Weaknesses: Besides the explicit constraint on domain distance, which is the main contribution of the proposed method, there is another difference from this work to the others, that is the self-supervised technique which is used to bridge the inconsistency of labels between domains. This is rarely discussed in the paper. The authors should discuss what the role of self-supervised in this work is and to what extent does it contributes to the final result.

Correctness: The claims, method and the empirical methodology are correct.

Clarity: This paper is well written.

Relation to Prior Work: Yes

Reproducibility: Yes

Additional Feedback: There are several questions to the authors: - In the ablation study part, both the validation and test error rates are reported in Table 1. However, only the test error rates are reported in Tables 2 and 3. Could the authors explain why there is such an inconsistency? - In FBNet and HM-NAS, the searches are on a subset of ImageNet with 100 classes, while this work uses a different manner to construct the subset of ImageNet. Please compare the two methods and explain why the latter is applied. UPDATE after rebuttal: I have read the authors' rebuttal and other reviews. The paper has an interesting idea to adapt neural architecture between domains, and the authors suggest the possibility of the AdaptNAS to be a strong plus over existing NAS methods. It is also nice to see a more detailed analysis of the hyperparameters in the rebuttal. I would like to recommend acceptance.

Review 2

Summary and Contributions: This paper aims at improving the generalization of neural architectures via domain adaptation. This paper has analyzed the generalization bounds of the derived architecture and found its close relations with the validation error and the data distribution distance on both domains. This paper has proposed AdaptNAS, a novel and principled approach to adapt neural architectures between domains in NAS.

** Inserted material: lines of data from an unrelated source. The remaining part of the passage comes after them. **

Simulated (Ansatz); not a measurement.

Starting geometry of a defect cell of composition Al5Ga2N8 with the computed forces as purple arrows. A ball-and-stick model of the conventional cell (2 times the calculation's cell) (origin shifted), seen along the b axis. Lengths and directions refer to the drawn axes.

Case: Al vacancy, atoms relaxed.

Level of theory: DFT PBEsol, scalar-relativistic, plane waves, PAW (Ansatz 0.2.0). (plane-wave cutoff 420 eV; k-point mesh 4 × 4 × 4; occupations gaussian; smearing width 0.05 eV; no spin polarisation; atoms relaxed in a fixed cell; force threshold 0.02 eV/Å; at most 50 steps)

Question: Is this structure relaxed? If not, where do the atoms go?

Strengths: In this paper, the generalization issue in ProxyNAS is studied, and two versions of generalization bound are proposed. Motivated by the generalization bound, this paper has designed an AdaptNAS method to find architectures with better generalizability. This paper has provided a new perspective in NAS: instead of direct searching on ImageNet or its subset, optimizing the generalizability of architectures by adding domain distance constraint during the search can reach better performance with lower computation cost. Extensive experiments on CIFAR-10 and ImageNet demonstrate that AdaptNAS is a more affordable searching method with more controllable generalizability comparing to the current state-of-the-art proxy or proxyless NAS methods.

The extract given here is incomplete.